Informal Entries: If the value of your purchase(s) is less than $2500 and your goods are being shipped by mail or freight, they may, in most cases, be imported as an informal entry. However, there are exceptions to this. For instance, if the importation is determined to be for commercial purposes, the value limit for filing an informal entry for many textile items is either $250 or $0 – depending on whether or not the item is subject to Quota (see below). Clearing goods through CBP as an informal entry is less arduous a process than clearing them by filing a formal entry. Essentially, when goods are cleared as an informal entry, CBP will prepare the paperwork, including determining the classification number and duty rate for your merchandise.
Formal Entries: If your goods are valued at more than $2500, or for commercial textile shipments (clothes/materials) regardless of value, you will be required to file a formal entry, which can require extensive paperwork and the filing of a U.S. Customs and Border Protection bond. As mentioned above and for various reasons, CBP may require a formal entry for any importation. CBP, however, rarely exercises this right unless there is a particular concern about the circumstances surrounding an importation.
Custom tax & duties for importing from China to US
The minimum threshold for import tax is $800. Goods valued below that are not subject to duty.
Are your products included in the 25% tariff list?
As of now, the product lists of imposing an additional 25% tariff on imported Chinese goods under the US-China trade war have gone through 3 different stages.
Products such as technological parts, electronics, and machinery used to make or process textiles, food, etc will be hit with a 25 percent of duties as a result.
The 3rd list cover categories such as consumer products, chemical and construction materials, textiles, tools, food and agricultural products, commercial electronic equipment and vehicle/automotive parts, etc.
The 4th list of China imports that are proposed to be subject to additional duties will cover essentially all the remaining U.S. imports from China, including the following categories:
- Agricultural and food products, including meat, dairy, produce, and alcohol;
- Industrial chemicals, minerals, and other raw materials;
- Live animals including livestock, insects, and birds;
- Steel and aluminum products currently excluded from List 1 duties during the comment period but subject to additional duties under Section 232;
- Other base metals;
- Textiles and apparel, including footwear;
- Household goods;
- Jewelry, gemstones, and precious metals;
- Machinery, computers, televisions, and other electronics;
- Vehicles including motorcycles, watercraft, and aircraft;
- Numerous categories of scrap and waste materials;
- Firearms, ammunition, and other weapons;
- Recreational equipment;
- Personal hygiene and grooming items; and
- Books and artwork.
Before checking the rate, there is some basic knowledge you should know about the H.S. code and HTS (Harmonized Tariff Schedule) which essentially determines the applicable tariff rate of all merchandise imported into the states. HTS specifies duty rate for virtually every item that exists, based on the item’s H.S code and country of origin.

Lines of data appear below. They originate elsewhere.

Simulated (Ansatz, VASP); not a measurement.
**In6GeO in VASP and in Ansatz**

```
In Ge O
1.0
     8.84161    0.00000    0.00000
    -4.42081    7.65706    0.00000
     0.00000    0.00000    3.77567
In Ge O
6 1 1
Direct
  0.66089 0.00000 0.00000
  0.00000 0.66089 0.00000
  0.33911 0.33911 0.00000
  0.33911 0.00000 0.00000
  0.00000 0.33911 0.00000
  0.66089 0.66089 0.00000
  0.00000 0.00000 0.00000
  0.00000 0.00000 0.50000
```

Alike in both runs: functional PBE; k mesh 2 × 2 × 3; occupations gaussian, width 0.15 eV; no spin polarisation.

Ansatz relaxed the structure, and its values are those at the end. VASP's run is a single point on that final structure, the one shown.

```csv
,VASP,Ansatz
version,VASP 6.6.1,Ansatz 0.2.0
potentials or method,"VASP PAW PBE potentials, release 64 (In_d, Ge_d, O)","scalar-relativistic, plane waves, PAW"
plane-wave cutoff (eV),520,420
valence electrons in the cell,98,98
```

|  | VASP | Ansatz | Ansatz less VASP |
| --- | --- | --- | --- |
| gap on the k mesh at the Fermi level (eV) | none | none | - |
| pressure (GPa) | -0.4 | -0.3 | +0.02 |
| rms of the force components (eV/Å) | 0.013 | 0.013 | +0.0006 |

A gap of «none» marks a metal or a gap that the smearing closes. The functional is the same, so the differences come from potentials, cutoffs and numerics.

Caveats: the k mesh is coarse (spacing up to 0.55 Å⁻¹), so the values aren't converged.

Additional general import information
- Prohibited Merchandise: Purchasers should also be aware that some products might be considered contraband and cannot be brought into the United States under any circumstances. This includes the obvious, such as narcotics and child pornography, as well as less obvious items such as tainted food products, and other items, a list of which can be found in “Importing Into the United States.” Such merchandise can be seized by CBP, and attempts to import it may subject the importer to civil or even criminal sanctions. If you have any question at all about your purchase, you should contact your closest CBP port and get an opinion before you complete the transaction.
- Restricted Merchandise: Many items cannot be imported into the United States unless the importer has the proper permit or license from the appropriate regulatory authority. Some of the most common restricted items include food, plant and dairy products; alcohol and tobacco products; birds, fish or animals and products thereof, goods from embargoed countries, firearms and ammunition, cultural artifacts from certain countries, and copyrighted materials.